The Imperial Republican

 

The 16-day duration of the federal government shutdown this month was the third-longest shutdown in U.S. history, after an 18-day one in 1978 and a 21-day one in 1995-96.

Even if it was the third-longest, it was long enough for producers and government agencies in Chase County.

There was a lot of work piled up at the NRCS (Natural Resource Conservation Service) and FSA (Farm Service Agency) at the USDA Service Center at 706 E. 5th St. in Imperial.

FSA Director Linda Fegler said the buildup “was substantial because it was our biggest payment cycle of the year.”

The shutdown occurred from Oct. 1-16.

As of Oct. 1 the FSA was to have issued rental payments for the Conservation Resource Program (CRP), which allows producers to be paid for acres that are unfarmed.
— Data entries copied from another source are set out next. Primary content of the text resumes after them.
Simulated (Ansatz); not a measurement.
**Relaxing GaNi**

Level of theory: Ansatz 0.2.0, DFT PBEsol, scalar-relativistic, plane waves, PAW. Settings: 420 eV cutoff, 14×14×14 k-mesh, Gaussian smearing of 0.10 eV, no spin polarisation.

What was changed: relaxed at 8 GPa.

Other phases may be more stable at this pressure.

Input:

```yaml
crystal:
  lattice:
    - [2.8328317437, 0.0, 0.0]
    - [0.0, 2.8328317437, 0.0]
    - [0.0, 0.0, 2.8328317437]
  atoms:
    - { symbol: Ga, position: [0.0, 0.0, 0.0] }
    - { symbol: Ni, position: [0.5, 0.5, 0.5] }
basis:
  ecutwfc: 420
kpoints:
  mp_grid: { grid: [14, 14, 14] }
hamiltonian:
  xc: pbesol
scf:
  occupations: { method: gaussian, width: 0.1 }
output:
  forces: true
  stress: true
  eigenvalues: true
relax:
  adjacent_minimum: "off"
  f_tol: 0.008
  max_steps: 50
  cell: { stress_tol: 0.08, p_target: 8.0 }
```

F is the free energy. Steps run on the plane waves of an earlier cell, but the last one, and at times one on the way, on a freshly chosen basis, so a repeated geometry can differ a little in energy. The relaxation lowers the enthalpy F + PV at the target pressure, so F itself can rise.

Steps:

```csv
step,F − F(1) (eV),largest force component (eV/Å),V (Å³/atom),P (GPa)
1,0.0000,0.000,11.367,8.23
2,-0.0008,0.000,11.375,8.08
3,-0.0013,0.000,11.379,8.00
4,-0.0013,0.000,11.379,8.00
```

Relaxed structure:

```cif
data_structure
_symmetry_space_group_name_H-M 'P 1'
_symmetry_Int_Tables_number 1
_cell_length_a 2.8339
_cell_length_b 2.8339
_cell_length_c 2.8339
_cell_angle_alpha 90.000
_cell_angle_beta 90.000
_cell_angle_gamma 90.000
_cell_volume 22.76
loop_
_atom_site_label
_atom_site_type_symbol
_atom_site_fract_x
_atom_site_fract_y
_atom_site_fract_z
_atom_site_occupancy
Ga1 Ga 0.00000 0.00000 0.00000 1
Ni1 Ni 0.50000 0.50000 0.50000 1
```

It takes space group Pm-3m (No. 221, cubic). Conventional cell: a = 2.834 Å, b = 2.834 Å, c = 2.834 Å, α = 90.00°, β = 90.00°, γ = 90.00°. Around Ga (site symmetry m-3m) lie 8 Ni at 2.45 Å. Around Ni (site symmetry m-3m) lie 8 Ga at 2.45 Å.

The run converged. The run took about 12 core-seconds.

“We couldn’t give producers an idea of the date” that they would be paid, Fegler said, which “puts a burden on producers.”

In addition, also due Oct. 1 was a direct annual payment for the DCP, or Direct Encounter Cyclical Payments, or set-aside program.

At the NRCS, Director Andy Keep said a lot of field work involving the planning of terraces and grass waterways was set back due to the shutdown. He said personnel are “trying to catch up the field work” now that they are back at work.

Keep said the first part of October is usually a good time to do that field work because “farmers want to get those practices going.”

While the offices were closed employees had no option but to do other things, such as housework, or in Keep’s case, “I tried not to spend a lot of money.”

They were not able to work in the office even without pay. Fegler said “We were instructed to stay away from the office. As our records are all on the computer and the computers were shut down,” no work was able to continue.

About 800,000 federal employees were indefinitely furloughed, and another 1.3 million were required to report to work without known payment dates.

Keep and Fegler said they understand they will receive back pay for the 16 days.

In Chase County, eight NRCS and four FSA employees were affected.

The shutdown was called after Congress failed to enact legislation appropriating funds for fiscal year 2014, or a continuing resolution for the interim authorization of appropriations for fiscal year 2014.

Regular government operations resumed Oct. 17 after an interim appropriations bill was signed into law.